Diminished?

Two weeks tomorrow since the accident, and I am still pathetically nervous walking around outdoors. I nearly tripped over my toes walking to the train in the city tonight, and my heart leaped to the my throat as I relived that terrifying moment when I hurtled downward to the pavement at speed, as if hurled from a great height. I’ve lost four pounds on this stupid diet, and my face looks different — haggard, careworn (though truth to tell, my battered chin is healing much faster than I could have hoped).

Like my fellow boomers, I was never going to grow old, and I have stubbornly tried to keep the years at bay, with some success until now. I have nearly always had fewer health complaints than most of my contemporaries, although perhaps I was just too proud to share them. But falling seems a  well-demarcated border — I feel that I have now crossed a frontier into a new country. I am now older at least, if not officially old.

Just before the accident, I was finally starting to think concretely about retirement, probably later this year. It’s long been a dream of mine to visit India, a trip which requires ample time so I’d postponed it until my post-work life. And just recently, I’d contentedly begun to research a trip — one of my great joys; sometimes I think I like the planning and anticipation nearly as much as the actual travel. I am very thorough — I read books, I surf the net, I hang out on travel boards and read everything and ask questions.

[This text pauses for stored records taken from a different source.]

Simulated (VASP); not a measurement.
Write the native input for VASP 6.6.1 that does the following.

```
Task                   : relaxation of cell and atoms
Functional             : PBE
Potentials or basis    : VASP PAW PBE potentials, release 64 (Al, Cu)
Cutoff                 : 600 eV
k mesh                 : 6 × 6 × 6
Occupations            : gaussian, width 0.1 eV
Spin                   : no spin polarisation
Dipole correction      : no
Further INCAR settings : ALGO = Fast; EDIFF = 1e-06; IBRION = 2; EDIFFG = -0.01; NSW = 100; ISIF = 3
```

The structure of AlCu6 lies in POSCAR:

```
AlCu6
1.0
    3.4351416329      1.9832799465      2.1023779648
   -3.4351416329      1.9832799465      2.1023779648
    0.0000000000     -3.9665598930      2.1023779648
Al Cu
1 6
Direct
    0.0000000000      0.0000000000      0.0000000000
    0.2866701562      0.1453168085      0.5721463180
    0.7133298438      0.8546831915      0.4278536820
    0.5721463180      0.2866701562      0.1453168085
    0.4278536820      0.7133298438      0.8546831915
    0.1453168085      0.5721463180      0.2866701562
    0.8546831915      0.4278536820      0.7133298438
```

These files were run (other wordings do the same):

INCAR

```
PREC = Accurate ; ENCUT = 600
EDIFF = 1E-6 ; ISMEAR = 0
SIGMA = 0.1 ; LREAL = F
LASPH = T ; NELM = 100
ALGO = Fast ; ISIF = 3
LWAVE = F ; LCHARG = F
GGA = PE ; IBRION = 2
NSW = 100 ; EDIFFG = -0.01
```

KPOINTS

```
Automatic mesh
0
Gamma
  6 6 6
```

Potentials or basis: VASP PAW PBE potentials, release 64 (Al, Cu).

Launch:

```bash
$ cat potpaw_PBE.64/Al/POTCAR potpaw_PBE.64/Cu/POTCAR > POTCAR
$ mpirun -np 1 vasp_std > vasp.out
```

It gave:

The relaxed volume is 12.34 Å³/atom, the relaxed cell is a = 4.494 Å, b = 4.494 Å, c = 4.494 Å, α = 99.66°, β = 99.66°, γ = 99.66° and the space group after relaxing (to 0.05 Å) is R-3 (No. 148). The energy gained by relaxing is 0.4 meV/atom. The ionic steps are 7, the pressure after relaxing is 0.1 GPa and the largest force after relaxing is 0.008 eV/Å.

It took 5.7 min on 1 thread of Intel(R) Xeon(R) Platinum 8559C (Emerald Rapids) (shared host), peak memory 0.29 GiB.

One theme kept arising, on the part of older travelers like myself — ‘is this too taxing a trip for someone my age? At my age, must I book a full-service package to be sure I can manage the demands?’ And so forth. Three weeks ago I’d skimmed these questions with nonchalant detachment. Sure, I might have a touch of osteoporosis and might not be as flexible as I was a few decades back, but I’d never felt unequal to anything I’d assigned myself.

Now, inescapably, I do. The word ‘diminished’ arose unbidden and has lingered in my mind as the best descriptor of the psychological impact of my accident. I hate it, but there it is. Have I left India too late? No, that’s too bitterly disappointing — I’ve long cherished this retirement capstone as a deserved reward for all my years in the workforce. I must get over this. I will!